While Isaac Newton is best known as an astronomer and physicist who first formulated the laws of motion and gravitation, his lesser-known fields of study included the occult and alchemy. At the time, alchemy was a popular field of study that involved trying to transform regular metals such as lead or iron into gold. But unlike other common metals which are able to be produced artificially, gold was really difficult to simulate.

As master of the Royal Mint in England, in 1717, Newton brought his knowledge of metallurgy and alchemy to currency, essentially creating the first gold standard with a fixed exchange ratio of gold to silver as well as standardized weights for coins, and tests to determine the purity of gold.

Because gold was impossible to reverse-engineer, it provided an important standardized system of currency, providing a crucial service to society and economics. Like gold, cryptocurrency is also mined, but with computer processing power and electricity rather than pick-axes and shovels that work to secure the network.

Since Bitcoin launched in 2010, it and subsequent cryptocurrencies have been criticized for implementing proof-of-work systems that require a lot of electricity to maintain.

While mining has been the topic of public debate, it plays a key role in securing a blockchain and allowing the network to agree on what new transactions to include. In this article, we’ll take a look at why mining is so important.

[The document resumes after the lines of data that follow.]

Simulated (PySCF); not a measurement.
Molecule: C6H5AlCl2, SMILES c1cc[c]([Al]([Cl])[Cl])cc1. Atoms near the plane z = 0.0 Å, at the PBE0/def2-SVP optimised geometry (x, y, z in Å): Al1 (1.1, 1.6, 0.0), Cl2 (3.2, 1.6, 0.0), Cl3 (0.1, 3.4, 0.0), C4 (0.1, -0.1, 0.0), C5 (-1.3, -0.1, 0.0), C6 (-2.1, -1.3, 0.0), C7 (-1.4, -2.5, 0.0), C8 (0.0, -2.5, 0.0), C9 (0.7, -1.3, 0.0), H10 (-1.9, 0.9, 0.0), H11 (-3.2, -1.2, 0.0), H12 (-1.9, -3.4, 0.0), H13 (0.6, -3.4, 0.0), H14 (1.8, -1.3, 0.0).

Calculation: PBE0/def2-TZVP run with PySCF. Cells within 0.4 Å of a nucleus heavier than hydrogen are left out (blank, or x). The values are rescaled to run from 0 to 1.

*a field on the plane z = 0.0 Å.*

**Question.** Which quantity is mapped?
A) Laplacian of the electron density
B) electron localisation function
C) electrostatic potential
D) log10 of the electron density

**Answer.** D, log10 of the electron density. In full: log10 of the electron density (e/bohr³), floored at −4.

The Byzantine General's Problem

byzantine-general.png

Bitcoin created a system for peer-to-peer electronic cash that would be maintained by a decentralized network of nodes without requiring a centralized authority or a trusted third party. To do so, it had to pose a solution to the Byzantine General's Problem.

If I send $15 from my Chase account to my friend's Chase account, the bank subtracts $15 from my account and adds $15 to hers in its accounting ledger. It's a pretty simple process. Since Chase is a massive bank with billions of dollars, I trust that the bank can perform basic addition and subtraction and that my money is safe.

On a decentralized network of computers that anyone can join, you don't know whom to trust. The Byzantine General's Problem is a thought experiment around how to reach a consensus when one or more actors in a network may be corrupt.

Imagine that a group of generals, each of whom controls a battalion of soldiers, is planning to collectively attack a city. The generals are separated in different valleys around the city and have to communicate by courier. They have been encountering heavy resistance and have to decide whether to attack or retreat. It gets worse:

  • The generals need to agree on their actions. If they decide to attack, they also need to include a time to attack.
  • The enemy has forces stationed around the valley and can capture couriers being sent around the valley and alter the messages being sent.
  • Some of the generals may be dishonest and actively collaborating with the enemy to undermine the other generals.

If even one of the generals withholds his forces while the others attack, then the entire army is in peril. The problem is that communications rely on messages being sent through couriers. Since messages are at risk of interception, one of the key problems is the unreliability of communication between the generals. Even if all of the couriers make it through the valley, it's possible that one of the generals is colluding with the enemy and is sending a fraudulent message.

In other words, the Byzantine Generals Problem requires consensus even when you know that some elements are compromised. The Byzantine Generals Problem is a useful way of thinking through the dependability of distributed computing systems, where some elements may fail, and there may not be clear information about which elements have failed.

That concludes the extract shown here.